Well yes, it's hard to see dead people, isn't it? That is, it is hard to see them through the wall of sanity.  

I am just now noticing how over the past few years my life seems to have completely rebuilt itself; without permission, I would note.  And in the name of progress, just as I feared, what I had left of my sister slipped through my open hands.  



There was a peace there in that time of madness.  Freedom within being trapped under the soft water of sadness.  A quiet that wouldn't lift.  A slowness that wouldn't break. A shelter in the darkness of her death. 


I miss the invincibility of standing firm on rock bottom.


But there are places you simply can't go back to, even when you are standing in them. 

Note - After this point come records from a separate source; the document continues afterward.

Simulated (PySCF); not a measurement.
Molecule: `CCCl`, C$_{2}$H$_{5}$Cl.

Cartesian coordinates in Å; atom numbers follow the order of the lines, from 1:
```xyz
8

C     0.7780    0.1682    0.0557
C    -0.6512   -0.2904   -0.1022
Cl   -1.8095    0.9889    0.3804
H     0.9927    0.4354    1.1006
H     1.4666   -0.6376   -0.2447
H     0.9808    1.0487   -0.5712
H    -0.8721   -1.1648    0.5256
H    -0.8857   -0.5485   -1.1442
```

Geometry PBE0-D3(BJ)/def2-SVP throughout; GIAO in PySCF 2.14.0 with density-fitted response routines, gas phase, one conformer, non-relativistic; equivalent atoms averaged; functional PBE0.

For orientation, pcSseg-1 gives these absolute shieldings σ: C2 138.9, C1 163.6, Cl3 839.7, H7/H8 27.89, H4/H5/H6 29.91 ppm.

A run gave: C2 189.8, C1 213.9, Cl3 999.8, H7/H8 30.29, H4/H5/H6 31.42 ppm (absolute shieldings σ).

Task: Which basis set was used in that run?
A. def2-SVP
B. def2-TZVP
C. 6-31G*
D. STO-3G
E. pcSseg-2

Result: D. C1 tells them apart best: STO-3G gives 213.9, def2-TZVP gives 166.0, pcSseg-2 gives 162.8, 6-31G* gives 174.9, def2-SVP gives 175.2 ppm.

I marvel that she isn't even a ghost here anymore- except when I am running. Passing through short shadows and long stretches of sunlight I can remember the heavy warmth of being haunted, of being lost, of being nothing more than elemental. 

Maybe it was because we used to run together. Maybe it is because it is a space long enough to think in. Or perhaps it is the struggle, body vs. brain that reminds me of what I was then, reminds me of her.  



And even though I don't see her anymore, my dreams don't hold that constant question "wait, I thought you were dead; are you dead?" I can imagine and I can remember. And I can doubt.


Tomorrow would have been her birthday.  Never would she have wanted to be this old.  She seems to always get her way, even in death: now she never has to grow up.  She doesn't have to go through all of this and she will never know. 

Never know what she gave up. 



      
June 2009
The dawn breaks hard in the desert.  Heat and light are the same.  The vast expanse of tundra ripples across valley to valley.  Mountains explode from the grasses and junipers.  Life is heavy here.  I rub dust from my eyes, pull back my hair, and lace my running shoes.  Even as I watched her do the same I knew this will have to be the last run for me and her.  I simply cannot carry her any farther.  
It is a bittersweet moment letting go.  Just as holding on to what was before, the release is slow and silent.  I was there my feet striking the desert floor, sunlight filtering through the brush, the morning ripe with the smell of sage, and the air full of dust fairies.             We were together there running as sisters and when I came up over the horizon she was gone. I was running alone.  The antelope stopped grazing to stare at me and at the nothingness that followed me as I ran by.  I finally had the answer to their question “What are you running from?”  What I have always been running from. I am running from myself.  
At this point, I don’t know if I am more afraid of being crazy or of forgetting her.

~Taming Venus, mlb    


Wendi M. Brown- Bevan, born May 2, 1970, to Jon and Julie Brown, Salt Lake City. In the pouring rain, on August 1, 2006, long after her spirit had left this world, the body of Wendi M. Brown-Bevan was laid to rest...  Wendi, we know your sight was often unclear, your path mostly unpaved, but whatever life may have held for you and for all of us who cared for you along the way, we want you to know that you were and forever will be truly loved by us.
May you find the peace you were seeking.